Senate panel will consider fourteen judges for renomination

It’s been nearly 30 years since a sitting judge failed to get confirmed by N.J. Senate

By David Wildstein, May 16 2023 10:07 am

The New Jersey Senate Judiciary Committee will consider the renominations of fourteen judges completing their initial seven-year terms for tenured positions on the New Jersey Superior Court when they meet on Thursday.

If confirmed by the Senate, the fourteen judges may serve until they reach the mandatory age of 70.

The process is mostly symbolic: it’s been about 30 years since a judge renominated by the governor failed to be confirmed for tenure by the State Senate.

Some judges, including a handful by Gov. Phil Murphy since taking office more than five years ago, have not been renominated.  But once a judge survives gubernatorial review, confirmation becomes a breeze; questions at a confirmation hearing of a sitting judge are rare, and then it typically just praise from senators.

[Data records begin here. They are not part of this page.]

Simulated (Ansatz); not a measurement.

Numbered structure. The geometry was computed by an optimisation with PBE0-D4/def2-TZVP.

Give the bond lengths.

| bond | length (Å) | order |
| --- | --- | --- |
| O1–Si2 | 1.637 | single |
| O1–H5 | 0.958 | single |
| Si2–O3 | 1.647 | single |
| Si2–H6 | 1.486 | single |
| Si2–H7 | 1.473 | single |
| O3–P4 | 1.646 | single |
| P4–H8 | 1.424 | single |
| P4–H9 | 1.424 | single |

Gov. Jim Florio renominated Superior Court Judge Marianne Espinosa Murphy in 1993, but then-Senate Majority Leader John Dorsey (R-Boonton) used the unwritten rule of senatorial courtesy to block her from getting a confirmation vote.  Dorsey ran out the clock on Espinosa Murphy, but his use of courtesy became one of the issues used against him in his re-election campaign that year, and he was ousted in the solidly Republican Morris County district by a Democrat, Gordon MacInnes (D-Morris Township).

In New Jersey, if a judge isn’t renominated and confirmed before the end of their seventh year on the bench, they must leave immediately; there are no holdover judges.  Gov. Richard Codey put Espinosa Murphy back on the bench in 2005, but she was untenured.  She was renominated in 2012 and served until she turned so in 2017.

Judges Robert Ballard, Robert Bingham, Benjamin Bucca, Henry Butehorn, Francisco Dominguez, Joseph Hughes, Imre Karaszegi, Jr., Andrea Ina Marshall, Owen McCarthy, Brian McLaughlin, Scott Rumana, Haekyoung Suh, Rodney Thompson and Kay Wolcott-Henderson are on the Judiciary Committee agenda.